May’s Garden Madness
There is the notion that working in the garden brings the gardener a sense of tranquility and calm. Ha! Certainly not in the month of May.
Gardening in May is a race against time, against weeds, against the grass, against the weather, against your own plants as they undergo growth spurts like lanky teenagers. And for me it is a very unfair race, because I can only run on Saturday and Sunday, whereas everything else is zipping along 24/7.
The fact is that I cannot get done all the things I feel need to get done in the allotted time.
Sunny days approaching 90 degrees F? OK, I laid out soaker hoses for some plants and watered others by hand. Nevertheless I fear a few of my new plants may have been fried past the point of recovery.
Grass is growing excessively shaggy and creeping into the flower beds? OK, I’ll mow the lawn and trim the bed edging with my weed whacker (after Judy, the weed whacker is the great love of my life).

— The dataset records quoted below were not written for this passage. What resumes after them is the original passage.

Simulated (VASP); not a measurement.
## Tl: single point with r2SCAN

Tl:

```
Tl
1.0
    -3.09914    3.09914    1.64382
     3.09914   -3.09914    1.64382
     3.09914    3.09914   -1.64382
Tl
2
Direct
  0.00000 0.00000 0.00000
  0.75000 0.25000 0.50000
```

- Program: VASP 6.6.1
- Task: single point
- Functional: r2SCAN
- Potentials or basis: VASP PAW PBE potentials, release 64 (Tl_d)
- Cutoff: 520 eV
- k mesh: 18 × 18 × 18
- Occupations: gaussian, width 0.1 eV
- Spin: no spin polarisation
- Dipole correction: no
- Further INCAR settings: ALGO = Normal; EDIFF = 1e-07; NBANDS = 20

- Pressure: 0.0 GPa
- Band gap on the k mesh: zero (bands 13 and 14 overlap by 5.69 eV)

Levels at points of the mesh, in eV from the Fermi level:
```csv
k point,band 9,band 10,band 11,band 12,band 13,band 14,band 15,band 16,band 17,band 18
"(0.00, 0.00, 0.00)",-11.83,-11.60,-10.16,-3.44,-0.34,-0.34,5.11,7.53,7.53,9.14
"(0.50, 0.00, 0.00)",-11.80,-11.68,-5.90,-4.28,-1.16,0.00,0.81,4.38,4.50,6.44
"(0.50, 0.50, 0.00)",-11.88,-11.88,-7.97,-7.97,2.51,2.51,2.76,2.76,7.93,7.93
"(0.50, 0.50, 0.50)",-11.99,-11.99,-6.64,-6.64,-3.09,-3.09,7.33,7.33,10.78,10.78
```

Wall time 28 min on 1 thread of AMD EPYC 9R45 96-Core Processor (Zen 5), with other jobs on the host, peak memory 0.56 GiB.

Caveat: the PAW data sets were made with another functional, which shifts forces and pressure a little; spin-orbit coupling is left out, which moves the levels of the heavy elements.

Weeds staging a hostile takeover throughout the garden? I will roam the flower beds with hoe and dandelion picker in hand. However, this is by definition a task that can never be finished. During this time of year, pulling weeds is like cutting off Hydra heads, they grow back as fast as you pull. At least, that’s how it feels.
Perennials need cutting back? I succeeded in cutting back the New England aster and most of the Salvia (‘May Night’, ‘Blue Hill’), even though the Salvia was not that tall. On the other hand, I didn’t get to the Agastache or the Monarda.
And please don’t even mention staking. I took care of the Phlox paniculata and most of the New England aster, but that’s all. The Penstemon, Monarda, and Heliopsis I did not get to at all.
This situation brings on in me and some other gardeners a state of mind I call The Permanent Fret. I am always fretting – if I don’t cut back the Agastache now, will it delay blooming to an unacceptable extent? And what about the Salvia, did I cut them back too early? But if I wait until next week it might be too late!
Of course, a person might ask why, if I get worked up into an irritable frenzy with garden chores, did I dig up so much of the lawn for so many flower beds and borders. To such a person I would say: who asked you?
Whew. I’m taking deep breaths now. At times like this I have to remind myself of two of the cardinal rules of gardening: 1) don’t worry too much about making mistakes; and 2) your garden does not have to be perfect.
Have the garden chores of May been driving you to madness?